Goliath vs Goliath vs Goliath — South Africa’s spectrum showdown

Battle lines have been drawn over the heated issue of cellular network capacity in South Africa.

In the one corner — South Africa’s incumbent and partially state-owned telecommunications network operator Telkom.

In the opposite corner — industry regulator Icasa, and every other major cellular network operator in the country.

Telkom filed papers in the Pretoria High Court last Tuesday, 4 January, to interdict the spectrum auction called for by the Independent Communications Authority of South Africa (Icasa).

Radio frequency spectrum is the raw network capacity cellular operators use to communicate between mobile devices and their towers.

South Africa’s mobile network operators, including Telkom, have long maintained that releasing additional spectrum will help reduce prices, increase coverage, and improve network quality.

MTN, Icasa, Vodacom, Rain, and communications minister Khumbudzo Ntshavheni have all filed papers opposing Telkom’s application, setting the stage for a dramatic showdown.

Khumbudzo Ntshavheni
Khumbudzo Ntshavheni, Minister of Communications and Digital Technologies

While Telkom is a giant of South Africa’s telecoms industry, it is up against companies that are giants in their own right.

Vodacom and MTN dominate South Africa’s cellular arena, with millions more subscribers than Telkom has on its network.

Vodacom also controls 40.7% of the sector’s revenue market share, while MTN and Telkom are more evenly matched with 26% and 25% each.

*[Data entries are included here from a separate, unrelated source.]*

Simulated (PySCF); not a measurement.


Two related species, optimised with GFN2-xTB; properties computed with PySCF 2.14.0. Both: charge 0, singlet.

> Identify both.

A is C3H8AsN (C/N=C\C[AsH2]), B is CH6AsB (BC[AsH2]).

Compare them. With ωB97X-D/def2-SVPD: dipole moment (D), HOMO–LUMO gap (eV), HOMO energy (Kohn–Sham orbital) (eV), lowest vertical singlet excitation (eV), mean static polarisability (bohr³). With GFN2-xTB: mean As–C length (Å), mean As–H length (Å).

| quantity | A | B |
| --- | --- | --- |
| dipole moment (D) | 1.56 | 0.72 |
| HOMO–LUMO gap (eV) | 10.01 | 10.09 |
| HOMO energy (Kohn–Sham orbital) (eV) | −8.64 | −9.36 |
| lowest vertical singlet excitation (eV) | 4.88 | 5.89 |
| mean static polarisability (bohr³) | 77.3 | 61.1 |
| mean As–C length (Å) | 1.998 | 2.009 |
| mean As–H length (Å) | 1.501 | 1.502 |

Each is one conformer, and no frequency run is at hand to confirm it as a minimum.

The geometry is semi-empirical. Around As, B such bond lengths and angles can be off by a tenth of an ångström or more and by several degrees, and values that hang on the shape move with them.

While Telkom has fewer subscribers and turns over less revenue, it holds substantially more radio frequency spectrum suitable for cellular networking than Vodacom and MTN.

Although it has more raw wireless network capacity, Telkom does not have access to frequencies below a gigahertz, known as sub-1GHz spectrum.

Sub-1GHz spectrum offers greater penetration through walls and can cover a wider area per tower than higher frequency spectrum.

Obtaining sub-1GHz spectrum is therefore a priority for Telkom.

In addition to its spectrum holdings, Telkom also has a much larger fibre footprint than either of its competitors, with over 146,000km of cable in the ground.

Despite this, Telkom’s wholesale and networks division Openserve faces stiff competition from the likes of Vumatel and DFA.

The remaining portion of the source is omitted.